THE Liberal Party (LP) on Monday officially proclaimed its Senate slate for the 2013 elections but only three of the candidates belong to the ruling party—Rep. Juan Edgardo “Sonny” Angara of Aurora province, Paolo Benigno “Bam” Aquino 4th and former senator Maria Ana Consuelo “Jamby” Madrigal.

Aquino and Madrigal took their party oath only last week.

The other candidates are former senator Ramon Magsaysay Jr., Senators Allan Peter Cayetano and Antonio Trillanes 4th, former representative Cynthia Villar of Las Piñas City of the Nacionalista Party (NP), Sen. Aquilino “Koko” Pimentel Jr. of PDP-Laban, former representative Ana Theresia “Risa” Hontiveros-Baraquel of Akbayan Party-list, Sen. Francis “Chiz” Escudero, Mary Grace Poe-Llamanzares of the Movie, Television and Radio Classification Board and Sen. Loren Legarda of the Nationalist People’s Coalition (NPC).

“These are the people who know what is right and wrong, and will do what is right,” President Benigno Aquino 3rd, who is also the LP chairman, said during the party’s proclamation at Club Filipino in San Juan City.

“More than popularity, the LP-Akbayan-NPC-NP-LDP-NUP coalition senatorial slate is born of a shared set of principles. The slate represents those who have helped in the advancement of the President’s agenda and those who have committed to support his programs of government,” the LP said in a statement.

Rep. Joseph Emilio Abaya of Cavite province, who serves as the LP secretary general, said that lines are clearly drawn for the members of the administration coalition, meaning that they should share the campaign stage with the LP as candidates that will push President Aquino’s reform agenda.

“We could not have exemptions in handling the 12. We will be fair to all. It will confuse the people if a bunch of 24 guys are saying the same thing but they are part of separate slates. There should be integrity and morale,” Abaya told reporters.

However, Escudero and Legarda, who were also named guest candidates of LP’s rival the United Nationalist Alliance (UNA) and frontrunner in surveys, have yet to decide if they will campaign exclusively under the LP banner. UNA is a coalition between Vice President Jejomar Binay’s Partido Demokratiko Pilipino-Lakas ng Bayan (PDP-Laban) and former president Joseph Estrada’s Pwersa ng Masang Pilipino (PMP).

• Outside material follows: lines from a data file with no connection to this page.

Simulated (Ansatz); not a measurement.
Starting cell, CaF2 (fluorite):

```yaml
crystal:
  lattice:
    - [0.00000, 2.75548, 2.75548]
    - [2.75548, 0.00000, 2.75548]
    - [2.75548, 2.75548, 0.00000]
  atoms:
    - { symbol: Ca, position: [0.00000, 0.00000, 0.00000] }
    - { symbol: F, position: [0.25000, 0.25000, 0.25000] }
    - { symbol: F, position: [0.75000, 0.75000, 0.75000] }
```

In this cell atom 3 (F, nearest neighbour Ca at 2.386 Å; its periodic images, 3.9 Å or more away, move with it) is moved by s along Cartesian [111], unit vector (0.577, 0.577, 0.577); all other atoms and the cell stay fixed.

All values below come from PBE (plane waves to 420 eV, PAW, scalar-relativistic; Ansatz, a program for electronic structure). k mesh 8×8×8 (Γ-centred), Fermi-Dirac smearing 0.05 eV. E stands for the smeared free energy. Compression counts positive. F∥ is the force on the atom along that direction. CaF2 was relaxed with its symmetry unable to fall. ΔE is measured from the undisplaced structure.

“We haven’t talked about that actually. The candidates are yet to have a meeting. I don’t know the schedule of the rallies. But whatever it is, I am confident that we will iron out our kinks,” Escudero told reporters.

Legarda disclosed that she only joined the LP because the President asked her to.

“I told the President that I was fine, it [LP slate] doesn’t need me, that he can give it to somebody who wants it. But the President said ‘I want you.’ Who am I to turn down the President who is on the right path? The details on the ground will resolve itself at the proper time. The campaign is straight to the people,” Legarda, who was present during the LP proclamation, said.

“My loyalty is to the people who entrust their future to me, which is the biggest responsibility I bear and I want to fulfill everyday. At the end of the day, I will be judged based on my track record, not so much on the political affiliation especially in a multiparty system like ours,” she added.

Llamanzares is also a guest candidate of UNA being the daughter of the late movie actor Fernando Poe Jr., who was a close friend of Estrada.

Unlike Escudero and Legarda, Llamanzares gave her full commitment to the LP slate.

“They [UNA] understand that I work for the administration, so it is important that I respect the rules of the administration. I am in this coalition because I believe in the leadership of the President,” Llamanzares said.

The LP-led coalition dropped Customs Commissioner Rozzano Rufino “Ruffy” Biazon, Director General Joel Villanueva of the Technical Education and Skills Development Authority (Tesda) and Rep. Lorenzo “Erin” Tañada 3rd of Quezon province and chose Escudero, Legarda and Poe instead.

But the President, in his speech during the proclamation of administration candidates, acknowledged the three government officials and maintained that they are needed in their posts.

Mr. Aquino said that Biazon is doing well at the Bureau of Customs and he is needed to continue the reforms that have been instituted. The President also wants Villanueva to stay at Tesda and continue to provide education and skills training to the poor.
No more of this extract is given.